Uncle Tupelo 2003 reissues (Columbia/Legacy, 2003)
Uncle Tupelo
Reviewed by Stuart Munro
- No Depression
- Still Feel Gone
- March 16-20, 1992
In spite of the fantasies of some of their more deluded fans and the wishful thinking of kneejerk anti-Nashville critics, Uncle Tupelo was never a country band in any meaningful sense of the term, much less the rescuers of country music from the soulless clutches of mainstream Nashville or the purveyors of a more "real" or emotionally authentic variant. (Jeff Tweedy once claimed, only partly tongue-in-cheek, that even the band's motivation to play country had its roots in rock attitude: since everyone hated country, he noted, what could be more punk rock than playing it")
It was, first and foremost - and by its members' own admissions - a rock band that incorporated elements of country and folk into its music. It wasn't close to being the first rock band to do so; rock musicians (and country musicians, too) have been trying to meld country and rock long enough for the attempt to have become a recognized hyphenation, and to have gained various other monikers along the way. And the band's members insisted that they were only the latest in a long line of artists stretching from California country-rock and its patron saint, Gram Parsons, and from the roots-rock of Creedence and Neil Young, through the cowpunk and L.A. roots scene of the '80s.

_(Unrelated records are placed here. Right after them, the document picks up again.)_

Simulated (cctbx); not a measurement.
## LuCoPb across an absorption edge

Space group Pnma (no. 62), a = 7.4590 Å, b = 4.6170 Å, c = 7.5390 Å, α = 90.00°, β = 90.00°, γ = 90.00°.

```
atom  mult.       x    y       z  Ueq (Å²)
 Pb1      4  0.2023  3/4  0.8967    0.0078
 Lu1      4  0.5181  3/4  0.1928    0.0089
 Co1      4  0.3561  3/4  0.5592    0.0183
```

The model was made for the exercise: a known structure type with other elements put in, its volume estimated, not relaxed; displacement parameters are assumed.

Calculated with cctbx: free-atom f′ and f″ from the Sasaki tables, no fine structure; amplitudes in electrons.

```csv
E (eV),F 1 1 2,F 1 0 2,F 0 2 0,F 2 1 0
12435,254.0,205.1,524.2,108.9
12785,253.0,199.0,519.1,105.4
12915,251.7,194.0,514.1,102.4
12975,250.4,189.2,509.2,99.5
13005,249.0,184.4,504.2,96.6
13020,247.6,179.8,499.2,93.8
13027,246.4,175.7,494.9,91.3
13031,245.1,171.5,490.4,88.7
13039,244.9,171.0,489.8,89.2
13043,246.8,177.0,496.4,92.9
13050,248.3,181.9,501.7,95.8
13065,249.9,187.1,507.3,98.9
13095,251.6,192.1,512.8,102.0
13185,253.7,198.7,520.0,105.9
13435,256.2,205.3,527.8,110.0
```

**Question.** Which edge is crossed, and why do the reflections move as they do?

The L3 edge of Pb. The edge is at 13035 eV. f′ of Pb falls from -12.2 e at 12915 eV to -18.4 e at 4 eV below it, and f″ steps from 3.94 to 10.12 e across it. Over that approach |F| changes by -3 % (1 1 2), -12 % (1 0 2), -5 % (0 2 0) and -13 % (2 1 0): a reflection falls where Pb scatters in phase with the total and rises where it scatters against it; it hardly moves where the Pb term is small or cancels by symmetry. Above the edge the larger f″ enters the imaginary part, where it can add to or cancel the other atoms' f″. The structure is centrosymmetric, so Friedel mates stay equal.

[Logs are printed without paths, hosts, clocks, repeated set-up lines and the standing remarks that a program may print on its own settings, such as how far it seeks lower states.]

In that light, Uncle Tupelo's attempt to fuse rock and country was nothing groundbreaking. What was groundbreaking was the particular form that that fusion took, one that was influential enough that bands are still consciously (and unconsciously) emulating Uncle Tupelo's sound today, close to 10 years after the band's demise. Uncle Tupelo managed to weld together a type of rock - punk or what punk had developed into, indie rock - with particular elements of country, primarily older, pre-honky-tonk variants such as (most famously) the Carter Family, from whom the band gained the title of its debut, and allied folk musics. The ancient sounds and sentiments of "No Depression" at one end and the eulogistic mission statement "D. Boon" at the other marked the poles between which the music of the band between which the music of the band oscillated.
Songs full of thrash or giddyup rhythms that displayed the band's striking penchant for start-and-stop dynamics and abrupt tempo changes alternated with spare folk; other songs combined both poles by inserting exquisitely mournful country in the midst of surging rock, or underlaying crashing guitar with a banjo's twang. (The band's bipolarity was also found in its songwriting concerns - a desolate populism combined with more inward-looking and less didactic songs, a division that corresponded roughly, but not exactly, to the voices of Jay Farrar and Jeff Tweedy.)
The simultaneous reissue of Uncle Tupelo's entire album output (augmented with the standard bounty of outtakes, rarities, etc.) allows for a survey of the sweep and evolution of those oscillations, beginning with "No Depression's" merging and juxtaposing and merging of punk-derived guitar thrash with country strains, and its echo and refinement on the band's sophomore record. The gone-acoustic record, "March 16-20, 1992," a stripped-down visit to the folk learning grounds documented by Alan Lomax and Mose Asch that also managed to preserve the rock 'n' roll intensity of the band in the absence of electricity, made explicit what songs such as "Still Be Around" and "Watch Me Fall" from the band's previous two releases implied and touched upon.